First rule of secret management: never ever type your secrets in your source code.
Trying to avoid secrets in the source code, many Data Scientists come up with the idea to store them in the environment variables. Unfortunately, there are a lot of devops, software engineers and admins who do the same and even recommend doing it. But beware, it is easy to do, but not so easy to do right.
The first naive implementation would be changing the script above like this:
import os
from pyclickhouse import Connection
conn = Connection('db.company.com', user=os.environ['DB_NAME'], password=os.environ['DB_PASSWORD'])
cur = conn.Cursor()
cur.select(".....")
and then run your script like this:
DB_NAME=datascience DB_PASSWORD=cfhe8&4!dCM python myscript.py
This would avoid publishing the secrets to gitlab or other public repository, but it will store them in a file on your computer. How come? When you type your commands in the Terminal, most popular shells would keep history of your commands. You can easily return to the previous command by pressing arrow up in the Terminal. This history is stored in the file .bash_history (if you use bash as your shell) in your home directory, so reading this file will reveal the secrets to the attacker.
Another naive and wrong solution would be to store the secrets in your .bashrc file. Data Scientists don’t want to type the secrets every time they use them, so they google for “how to set an environment variable permanently” and find the solution to write them into the .bashrc file and do that. So now the hacker just needs to look at two files: .bash_history and .bashrc, somewhere in these two places, they will find the secrets.
Proper secret management
The solution to the problem is not to store any secrets at all. You, as a Data Scientist, should never receive the secrets (via email, via chat etc) and so never type them, neither in the source code, nor in the environment variables. I personally would also never read the secrets for especially sensitive data, so even if the hacker would kidnap and torture me, I wouldn’t be able to reveal them.
Instead, your Devop will generate secrets for you and store them in a specially designed secret store, for example Hashicorp Vault. You can think of this store as a secure, encrypted key/value database. The keys can be names of your project, like ‘datascience/RevenuePrediction/Summer2025’, and the values are the secrets needed for this python script.
To use the secrets, you will change the script as follows:
import os
from getpass import getpass
from hvac import Client
from pyclickhouse import Connection
vault_client = Client(url='https://vault.company.com:8200')
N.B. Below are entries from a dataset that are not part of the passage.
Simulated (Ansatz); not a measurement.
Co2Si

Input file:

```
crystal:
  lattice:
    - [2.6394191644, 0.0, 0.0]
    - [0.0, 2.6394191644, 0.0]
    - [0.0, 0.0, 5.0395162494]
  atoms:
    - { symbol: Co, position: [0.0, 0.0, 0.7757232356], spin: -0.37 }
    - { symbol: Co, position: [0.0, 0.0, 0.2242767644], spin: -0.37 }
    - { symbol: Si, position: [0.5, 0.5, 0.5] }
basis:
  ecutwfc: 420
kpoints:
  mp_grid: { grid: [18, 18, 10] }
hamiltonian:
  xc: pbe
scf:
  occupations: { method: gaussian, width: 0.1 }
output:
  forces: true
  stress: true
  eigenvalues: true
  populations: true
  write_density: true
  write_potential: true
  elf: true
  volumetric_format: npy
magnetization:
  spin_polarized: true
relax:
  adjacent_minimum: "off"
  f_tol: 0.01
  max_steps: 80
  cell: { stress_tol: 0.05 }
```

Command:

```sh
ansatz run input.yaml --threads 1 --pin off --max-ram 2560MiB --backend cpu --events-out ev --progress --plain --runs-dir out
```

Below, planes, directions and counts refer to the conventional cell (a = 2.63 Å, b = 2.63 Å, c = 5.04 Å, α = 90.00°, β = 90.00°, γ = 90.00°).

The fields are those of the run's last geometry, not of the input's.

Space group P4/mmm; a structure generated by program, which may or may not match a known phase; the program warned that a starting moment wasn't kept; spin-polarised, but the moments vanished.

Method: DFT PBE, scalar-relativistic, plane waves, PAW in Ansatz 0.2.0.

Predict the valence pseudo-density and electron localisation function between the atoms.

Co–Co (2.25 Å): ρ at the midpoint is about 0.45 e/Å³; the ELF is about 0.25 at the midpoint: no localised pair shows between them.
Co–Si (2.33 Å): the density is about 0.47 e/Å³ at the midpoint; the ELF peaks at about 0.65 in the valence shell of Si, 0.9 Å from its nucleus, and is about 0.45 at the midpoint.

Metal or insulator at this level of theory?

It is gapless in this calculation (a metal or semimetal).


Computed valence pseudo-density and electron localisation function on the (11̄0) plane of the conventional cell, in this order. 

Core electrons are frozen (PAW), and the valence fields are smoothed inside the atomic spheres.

username = os.environ['USER']
password = getpass('Enter password:')
vault_client.auth.ldap.login(
username=username,
password=password,
mount_point='datascience'
)
secrets = vault_client.secrets.kv.v2.read_secret(
path='RevenuePrediction/Summer2025,
mount_point='datascience'
)
conn = Connection(secrets['host'], user=secrets['db_user'], password=secrets['db_password'])
cur = conn.Cursor()
cur.select(".....")
Here is how it works. When you start the script, it will determine the username you have used to login at your operating system today. It will also ask the password for your operating system. This password won’t be stored persistently anywhere and not displayed on screen. These operating system credentials will then be used to authenticate you against vault. When this successfully happens, vault knows who you are and what secrets you are allowed to access. Next line reads the secrets from vault: these secrets are also never permanently stored, but immediately used to authenticate yourself against the database. So all this time, no secrets are ever stored on your disk and rather kept for a short time in your RAM.
A hacker can still steal the secrets, if they grab your open notebook with a running script while you are refilling your cup with new portion of latte, then use a debugger to connect to your running python script and to read its variables. Nevertheless, you have improved your secret management to the minimal acceptable SOTA secure level, so, well, congratulations.
So I have to enter my password every time I run a script? WTF?
Yep, unless your Devops and Admins provide you with a passwordless security infrastructure and hardware (like FIDO2 stick), your best behavior would be entering the password every time you run the script.
Most people don’t excercize their best behavior, all the time.
So most people do some “good enough” approach and add the following one line to the script:
import os
from getpass import getpass
from hvac import Client
from pyclickhouse import Connection
vault_client = Client(url='https://vault.company.com:8200')
if not vault_client.is_authenticated:
username = os.environ['USER']
password = getpass('Enter password:')
vault_client.auth.ldap.login(
username=username,
password=password,
mount_point='datascience'
)
secrets = vault_client.secrets.kv.v2.read_secret(
path='RevenuePrediction/Summer2025,
mount_point='datascience'
)
conn = Connection(secrets['host'], user=secrets['db_user'], password=secrets['db_password'])
cur = conn.Cursor()
cur.select(".....")
This line will skip authentication if the hvac framework thinks you are already authenticated towards the Vault. And how you can be authenticated? Well, after your open your notebook at the beginning of the day, you just type this in your terminal:
vault login -method ldap username=$USER
And then enter your operating system password, once. After this, you will receive an access token from the Vault allowing you to access it for some limited amount of time (like 8 hours). This token will be stored in .vault file in your home directory. The hvac framework will look and find it when running your script.
So what gives? I still have some secret stored on my local disk!
Yes, but this token doesn’t contain the secrets, it is only the right to read secrets from the database, for some limited amount of time. If the hacker steals this at night, the token will already expire. Second, if your notebook gets stolen, you will immediately report this to IT and they will be able to revoke the vault token (it is similar as locking your stolen credit card). Third, the token can be limited by IP address, so if the hacker copy the token file on their computer, they won’t be able to use it, because it is only valid when used from your notebook, with your IP address.
Is this really SOTA?
Yes, it is the industry SOTA for the minimal possible secure secret management. Organizations can improve it by introducing MFA, hardware tokens, and other methods.
As a Data Scientist, all you need to do is to be aware of the secret management protocol of your organization and to follow it as near as feasible. If your organization doesn’t have any secret management protocol in place, demand the IT or Devops to create one.